What is the winter Solstice? It is the midpoint, or mudhya, between turning inward toward autumn, and outward toward spring.

Hello and happy Winter Solstice. I'm snowed in here in Portland, Oregon. It's part exciting and part scary. The adventures of the last ten days have been a bit of overwhelming at times, and I have had trouble putting it all into words. Or more accurately - I have had trouble figuring out how to pare down the sheer number of words into a decipherable offering. But I'm working on it, and there should be at least one or two new things to read in the break before The New Year.

So yes, the winter wonderland is in full effect here in the Northwest. All across the northern plains the weather has been extreme, in many places much colder and snowier than here in Portland. But eight inches (!) of snow is an unusual situation here, and we lack the civic infrastructure, not to mention the individual know how, to go on with business as usual. The streets are not plowed. We're basically snowed in.

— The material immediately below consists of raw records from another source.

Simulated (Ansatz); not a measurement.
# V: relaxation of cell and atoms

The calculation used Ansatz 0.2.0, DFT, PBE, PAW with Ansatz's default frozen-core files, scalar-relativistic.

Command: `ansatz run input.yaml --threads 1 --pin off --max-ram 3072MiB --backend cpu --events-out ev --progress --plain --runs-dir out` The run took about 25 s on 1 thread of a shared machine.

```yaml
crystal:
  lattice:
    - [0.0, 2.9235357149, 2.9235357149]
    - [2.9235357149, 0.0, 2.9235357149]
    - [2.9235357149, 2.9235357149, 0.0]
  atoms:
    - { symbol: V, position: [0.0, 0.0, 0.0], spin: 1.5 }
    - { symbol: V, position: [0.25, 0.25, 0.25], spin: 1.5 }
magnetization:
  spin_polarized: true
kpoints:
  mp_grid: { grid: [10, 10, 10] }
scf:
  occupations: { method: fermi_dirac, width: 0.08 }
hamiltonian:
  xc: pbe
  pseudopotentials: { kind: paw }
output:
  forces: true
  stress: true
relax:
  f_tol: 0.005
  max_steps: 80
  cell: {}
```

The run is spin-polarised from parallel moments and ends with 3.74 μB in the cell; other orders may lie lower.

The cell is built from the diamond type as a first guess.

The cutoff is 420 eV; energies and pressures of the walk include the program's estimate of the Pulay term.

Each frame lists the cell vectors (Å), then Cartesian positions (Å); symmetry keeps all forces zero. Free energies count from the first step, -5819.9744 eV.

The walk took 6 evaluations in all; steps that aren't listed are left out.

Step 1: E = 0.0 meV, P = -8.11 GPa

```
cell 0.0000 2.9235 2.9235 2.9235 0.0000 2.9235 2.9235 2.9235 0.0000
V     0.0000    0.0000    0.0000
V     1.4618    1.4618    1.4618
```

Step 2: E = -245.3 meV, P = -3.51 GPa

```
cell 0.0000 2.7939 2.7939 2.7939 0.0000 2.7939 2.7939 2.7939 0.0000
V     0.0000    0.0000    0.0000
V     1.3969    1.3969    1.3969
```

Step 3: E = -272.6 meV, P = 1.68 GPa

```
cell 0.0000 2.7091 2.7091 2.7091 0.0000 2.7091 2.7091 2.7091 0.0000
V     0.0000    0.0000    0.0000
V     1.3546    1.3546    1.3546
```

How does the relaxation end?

Funny, I've felt a bit reluctant to write about the weather, to call attention to conditions that I know will seem relatively mild to so many of you. But it's like in an asana, for example a forward bend. It's how one person may be able to bring their head all the way to their knee, while another may not even be able to sit on the ground without props, but both persons are experiencing an opening, and it's the opening that counts. It's much colder in Montana than it is in Portland. In the midwest this would be winter as usual. But believe me, the weather here this week is blowing my mind right open.

•••••

What is the winter Solstice? It is the midpoint, or mudhya, of the season. The western hemisphere will now begin its movement toward longer days and warmer weather, and a more outward inclination on the part of the plants, the animals, and the humans that live here. If nature draws inward in the fall and winter months, and extends out again in the spring, then the solstices are the focal points.

As a pose to represent this time of year, I choose downward dog. Down dog is doable in some form for almost every body, it is part forward bend, part back bend, a gentle inversion, and a powerful strengthening pose, making it as varied in scope as the seasonal traditions and ritual celebrations of solstice time, and also as universally appealing and challenging. And down dog is a sort of matrix in and of itself - a pose from which and into which so many other poses flow. It, too, is a midpoint, a mudyha.

The energetic focal point in down dog (the mudyha of the mudyha), is the heart, and it is here, at the heart, that we land on the date of winter solstice. Winter solstice, and the myriad cultural celebrations that have grown up around it, is the heart, the hearth, of the year. It is the connecting place between the muscular actions of the cooler seasons - drawing us inward to behold the divine as she resides within, and the organic extension that is prevalent in the spring and summer months - the reaching out across the web of consciousness to celebrate the divine as she is reflected in all of the many forms around us.

This is the first Christmas of my married life. We will not be visiting with family this year, as finances and now the weather have made travel impossible. But this gives us an opportunity to fill our own home with colored lights, and the smell of things roasting, and the warmth of a celebratory glass of something, well, spirited. I'm not sure whether the ritual festivities of winter are meant to celebrate the fact that we are once again moving toward light, or to show us the light, the tejas, that can be found in the darkness itself. Either way, from my heart I bow to the light within all of you.